Some anthropologists argued that spirituality, has its origins in relation to death, by introducing a belief system that alleviates the fear of it. Several religions believe that there is an otherworld that provides the possibility of a life form after death, where the soul can be saved from its material condition. Art, having emerged from myth, magic and religion, has maintained a close relation to these narratives for many centuries. Nevertheless, after a long process of secularization it somehow still maintains a sacred aura, channelling spiritual insights and providing a form of existence after death.
Arthur Danto in his seminal essay “The Artworld”, defined the artworld as “standing to the real world… [as] the city of heaven stands to the earthly city”. In his opinion, artworks, if recognized as such by the spectator, are “transfigured” into a distant ontological realm, completely different from that of real things. Later in 1987, Gilles Deleuze, in a lecture titled “What is the creative act” expands the horizons of this notion by giving to the act of creation itself a spiritual and existential character. The French philosopher states that a work of art is an act of resistance against death because it is an inevitable impulse to materialize a thought or an emotion in an object, an act of “transubstantiation” of the artist inside the work he created, that will eventually keep his flame alive when time comes. In light of these views, we could argue that in the genealogy of spirituality and that of artistic creation, there is a close relation to mortality; but what is mortality, death, if not the end of time, its conclusion?
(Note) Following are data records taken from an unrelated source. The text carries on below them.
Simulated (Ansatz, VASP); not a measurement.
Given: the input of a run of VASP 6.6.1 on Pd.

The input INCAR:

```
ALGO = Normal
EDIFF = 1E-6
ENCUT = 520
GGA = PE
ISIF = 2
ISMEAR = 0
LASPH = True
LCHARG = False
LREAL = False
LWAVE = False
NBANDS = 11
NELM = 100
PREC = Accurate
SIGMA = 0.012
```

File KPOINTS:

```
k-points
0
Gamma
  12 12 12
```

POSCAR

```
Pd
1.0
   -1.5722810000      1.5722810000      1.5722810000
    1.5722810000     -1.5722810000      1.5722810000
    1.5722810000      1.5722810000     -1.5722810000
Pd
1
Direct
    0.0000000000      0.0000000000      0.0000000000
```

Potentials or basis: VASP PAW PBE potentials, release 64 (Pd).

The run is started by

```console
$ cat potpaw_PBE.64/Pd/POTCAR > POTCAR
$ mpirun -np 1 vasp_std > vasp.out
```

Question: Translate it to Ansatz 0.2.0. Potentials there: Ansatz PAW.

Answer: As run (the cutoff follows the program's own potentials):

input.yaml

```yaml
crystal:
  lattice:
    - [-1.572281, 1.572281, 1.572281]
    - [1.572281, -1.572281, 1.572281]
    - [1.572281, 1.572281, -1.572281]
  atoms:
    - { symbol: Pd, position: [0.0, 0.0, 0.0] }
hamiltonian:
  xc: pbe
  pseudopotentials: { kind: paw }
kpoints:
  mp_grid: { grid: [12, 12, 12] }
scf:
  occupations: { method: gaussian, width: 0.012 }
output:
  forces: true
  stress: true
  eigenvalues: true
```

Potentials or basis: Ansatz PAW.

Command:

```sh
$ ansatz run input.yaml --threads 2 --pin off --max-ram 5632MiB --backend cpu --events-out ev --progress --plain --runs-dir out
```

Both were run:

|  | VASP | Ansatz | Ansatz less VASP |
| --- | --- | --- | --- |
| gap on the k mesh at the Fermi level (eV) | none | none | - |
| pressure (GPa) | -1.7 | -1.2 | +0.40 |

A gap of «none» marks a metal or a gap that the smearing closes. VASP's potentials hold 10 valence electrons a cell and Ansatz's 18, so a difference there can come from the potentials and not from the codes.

Carolina Serrano’s exhibition, Forever about to end, introduces this idea of life and art as part of the same existential and spiritual struggle against the work of time. The exhibition presents two interrelated fields of interest explored through sculpture, drawing and photography. One being the exploration of the duality between interior-exterior, full and empty space. The photographs in the show
capture the startling manifestations in nature of shadows and lights forming “wounds” in the ground, mysterious apertures and physically inaccessible places. In the series s/título (noites nocturnas), we can find in a different medium a transposition of these forms, with a process of production marked by the dichotomy of presence and absence. This theme is also present in the two works inside of the niches, Sou eu que me lembro and Tanta alegria e tu a chorar, yet not in relation to form but to time:
present and past.
The sculptural dimension of her work is instead aimed at inquiring about the possible ways to use time as matter, exploring the theoretical,conceptual and material possibilities of black coloured wax in relation to fire. This element is present at the very beginning of the exhibition in the invisible drawings.
The fire depicted in the wax sheets can only be seen if the spectator finds the right inclination to discern them, a metaphorical and physical quest for light, that points out to the participation of the spectator in the process of the successive sculptures. When lit, the wax matter of the candle is sacrificed to the verticality of the flame and an inanimate object gains time, becoming mortal. For this reason, candles have become a symbolic substitute for the ancient practice of animal sacrifices to the Gods. In this way, candles when used in ritualistic contexts, become a substitute of the person who lit them and when we leave the place where the offering took place, in our mind, the flame of the candle continues to burn, keeping the prayer alive. Hence, at the same time that the candle becomes mortal, it also acquires a metaphysical perpetual dimension, a glimpse of eternity.
In the same way, the latent mortal element inside some the artist’s sculptures allows them to exist in two temporal dimensions, one finite and the other impossible to measure: a transcendental time living outside of ours, a time more glorious and eternal than the one we commonly experience, a time closer to that of art. If the vulnerability to fire is recognized, it empowers the artworks to mirror our human condition, creating a second act of “transubstantiation”, this time of the spectator inside of the sculpture. In this way, identifying in the sculptures a latent mortal element, opens the door to the possibility for the sculptures to be “seen” in a different way, to be melted and be endlessly destroyed with our inner (in)extinguishable flame, making them always ready to end and begin again.